Christians consider Jesus as their saviour. Muslims consider Muhammad as the final prophet. These titles, ‘saviour’ and ‘prophet’ make sense only if one believes that humankind needs rescuing, that humankind has fallen. And that brings us to the idea of the Original Sin. Is the Original Sin a historical event? Can that be objectively proved? Belief in the overarching narrative of the Original Sin is essential for Jesus to be saviour and Muhammad to be prophet. Both Christianity and Islam are founded on the presupposition of the Original Sin. Hinduism, however, is not.

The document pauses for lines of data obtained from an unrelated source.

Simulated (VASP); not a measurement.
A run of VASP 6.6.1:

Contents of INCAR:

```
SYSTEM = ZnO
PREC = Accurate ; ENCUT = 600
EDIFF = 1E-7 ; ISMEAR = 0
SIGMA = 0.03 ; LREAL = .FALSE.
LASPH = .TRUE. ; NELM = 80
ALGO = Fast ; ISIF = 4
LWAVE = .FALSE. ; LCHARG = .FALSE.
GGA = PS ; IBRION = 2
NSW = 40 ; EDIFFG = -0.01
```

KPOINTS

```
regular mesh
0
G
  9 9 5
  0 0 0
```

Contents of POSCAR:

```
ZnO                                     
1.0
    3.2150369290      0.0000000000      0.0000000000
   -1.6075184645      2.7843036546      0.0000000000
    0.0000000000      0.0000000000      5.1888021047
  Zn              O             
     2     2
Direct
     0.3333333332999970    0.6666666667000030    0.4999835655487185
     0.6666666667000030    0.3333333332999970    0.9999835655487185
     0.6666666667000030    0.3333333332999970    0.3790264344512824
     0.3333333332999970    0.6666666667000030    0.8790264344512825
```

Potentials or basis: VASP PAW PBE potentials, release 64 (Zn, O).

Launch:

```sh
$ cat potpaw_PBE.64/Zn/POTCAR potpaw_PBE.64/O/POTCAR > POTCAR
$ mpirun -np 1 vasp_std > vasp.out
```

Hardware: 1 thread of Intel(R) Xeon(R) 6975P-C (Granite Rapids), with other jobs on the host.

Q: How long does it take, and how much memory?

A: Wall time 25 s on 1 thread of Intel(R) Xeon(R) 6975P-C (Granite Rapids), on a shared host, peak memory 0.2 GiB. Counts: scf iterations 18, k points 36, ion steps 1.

The subjective truth of the Hindus is quite different. Hindu texts therefore make no reference to prophets or saviours. They refer instead to avatars. An avatar is not the son of God or the messenger of God; an avatar is God descending on earth to set things right. Ram is an avatar. Krishna is an avatar.
Is an avatar a historical figure? Yes, says the Right-Wing politician. No, says the Left-Wing politician. Since both Ram and Krishna are avatars of Vishnu, are they the same person living two different lives in two different periods or two different people in two different times? Suddenly there is hesitation. How can two historical figures be the same individual? Logic and rationality fail once again.
Now let us ask a more difficult question. How many Rams are there? If Ram is a historical figure, there can be only one Ram. But the scriptures do not agree. According to the scripture, the world goes through cycles of birth and death. In each world-cycle, known as Kalpa in Sanskrit, there is a Ram in the Treta Yuga and a Krishna in a Dvapara Yuga. There have been countless Kalpas before the one we exist in; and there will be countless Kalpas after we exist in. In each Kalpa, there will be Ram and Krishna.
Just as the Biblical context does not make sense without belief in the Original Sin, the Hindu context does not make sense without belief in a world that goes through unending and repeated cycles of birth and death.
Science does not make any room for the notion of Kalpa. Science does not make room for the idea that the world was created in seven days. Scholars argue, that ideas such as Creation in Seven days, Original Sin, Fall of Man, Kalpa, Yugas are all symbolic – and must not be taken literally. But they are taken literally. In the USA, even today, there are schools which refuse to teach Evolution to man because it goes against the belief of Creation. Likewise, in India, there is one school of thought that insists Ram is historical reality while another is determined to dismiss Ram as poetic fantasy. The former is trying to legitimise the faith of a people through science. The latter is trying to mock faith as the ‘opium of the masses’.